WASHINGTON // The United States is planning to bolster its military presence in the Gulf region, according to US media reports, as it withdraws its remaining troops from Iraq at the end of the year.
Quoting officials and diplomats, including Gulf diplomats, The New York Times reported on Saturday a repositioning of US forces in the region could include new combat troops in Kuwait as well as more naval forces in international waters.
News of the plan comes on the background of a spike in defence spending by Gulf Corporation Council countries in recent years, especially by the UAE and Saudi Arabia. Gulf countries have been deeply disturbed by Iran's growing power and influence in the region.
In 2010, the UAE became the world's fourth largest importer of weapons, the largest in the region, and eclipsed globally only by China, India and South Korea. The focus of that spending, part of a US$67 billion (Dh246bn) 2007 US arms package, has been air power, where analysts say the GCC region needs to bolster defences against ballistic missiles.
The UAE is expected to soon finalise a $7bn deal with Lockheed Martin for the high-altitude THAAD system, including 147 missiles. That would be the first foreign sale of THAAD, and forms part of a US commitment to establish a Gulf-wide shield against offensive missiles.
Even though the GCC has yet to decide whether to deepen a multilateral security alliance among its members and with the US, as the latter has proposed, GCC countries will welcome the plans by the US administration to expand its own presence in the region. The plans being finalised by the Pentagon are in part a response to criticism the current administration has not been firm enough in signalling its commitment to Gulf security.
US-Gulf relations were strained this year when protests broke out in Bahrain and the GCC sent in a force to help the Bahraini government quell the unrest even as Barack Obama, the US president, urged the Bahraini authorities to exercise restraint.
Bilateral military ties between the US and Gulf countries remain strong, and that the US military is willing to maintain a robust force in the region constitutes a serious attempt at allaying Gulf countries' fears over Iran and regional security generally.

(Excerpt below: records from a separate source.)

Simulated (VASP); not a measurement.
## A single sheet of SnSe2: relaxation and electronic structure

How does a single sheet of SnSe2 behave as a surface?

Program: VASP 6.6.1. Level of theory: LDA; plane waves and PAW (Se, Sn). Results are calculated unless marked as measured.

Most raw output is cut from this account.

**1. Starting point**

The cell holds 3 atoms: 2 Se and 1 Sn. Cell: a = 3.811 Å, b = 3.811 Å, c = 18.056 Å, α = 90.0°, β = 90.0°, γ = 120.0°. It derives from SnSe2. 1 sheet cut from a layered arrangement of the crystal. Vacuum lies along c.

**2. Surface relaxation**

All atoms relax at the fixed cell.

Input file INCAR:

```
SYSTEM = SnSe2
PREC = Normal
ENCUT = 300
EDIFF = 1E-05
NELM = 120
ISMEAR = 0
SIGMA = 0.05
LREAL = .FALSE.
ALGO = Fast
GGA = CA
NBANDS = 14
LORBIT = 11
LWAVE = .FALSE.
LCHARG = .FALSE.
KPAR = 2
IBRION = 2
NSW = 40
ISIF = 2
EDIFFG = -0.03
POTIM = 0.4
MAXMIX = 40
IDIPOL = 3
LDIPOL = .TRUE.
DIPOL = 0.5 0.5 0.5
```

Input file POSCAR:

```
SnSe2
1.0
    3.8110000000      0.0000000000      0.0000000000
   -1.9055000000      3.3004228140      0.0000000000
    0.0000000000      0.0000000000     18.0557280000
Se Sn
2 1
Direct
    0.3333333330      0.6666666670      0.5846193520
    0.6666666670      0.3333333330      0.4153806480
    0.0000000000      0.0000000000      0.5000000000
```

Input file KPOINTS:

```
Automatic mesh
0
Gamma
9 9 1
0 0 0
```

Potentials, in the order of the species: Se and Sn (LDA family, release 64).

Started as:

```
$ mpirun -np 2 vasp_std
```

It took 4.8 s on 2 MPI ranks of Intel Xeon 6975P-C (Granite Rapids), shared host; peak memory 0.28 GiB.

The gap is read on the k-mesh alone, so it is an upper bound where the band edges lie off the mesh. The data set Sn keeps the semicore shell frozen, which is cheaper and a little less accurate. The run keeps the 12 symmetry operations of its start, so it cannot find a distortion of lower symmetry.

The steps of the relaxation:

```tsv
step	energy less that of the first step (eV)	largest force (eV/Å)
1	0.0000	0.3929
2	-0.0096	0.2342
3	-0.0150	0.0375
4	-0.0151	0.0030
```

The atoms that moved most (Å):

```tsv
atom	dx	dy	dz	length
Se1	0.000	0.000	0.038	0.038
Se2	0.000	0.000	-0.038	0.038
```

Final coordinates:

Mr Obama's announcement this month that the US was pulling its troops from Iraq, after failing to reach agreement to extend a presence on the ground, had raised concerns in the region that this would only further empower Tehran, a possibility US officials have been keen to dispel.
Immediately after that announcement, Hillary Clinton, the US secretary of state, was quick to emphasise the US would maintain a "robust" presence in the region in order to "stand with our allies and friends… in defence of our common security and interests".
Sheik Khalid bin Ahmed Al Khalifa, Bahrain's foreign minister, said the administration's proposal to expand its security relationship with the Gulf nations would not "replace what's going on in Iraq" but was required in the wake of the withdrawal to demonstrate a unified defence in a dangerous region.
"Now the game is different," he told The New York Times last week after meetings with US officials in Washington.
"We'll have to be partners in operations, in issues and in many ways that we should work together."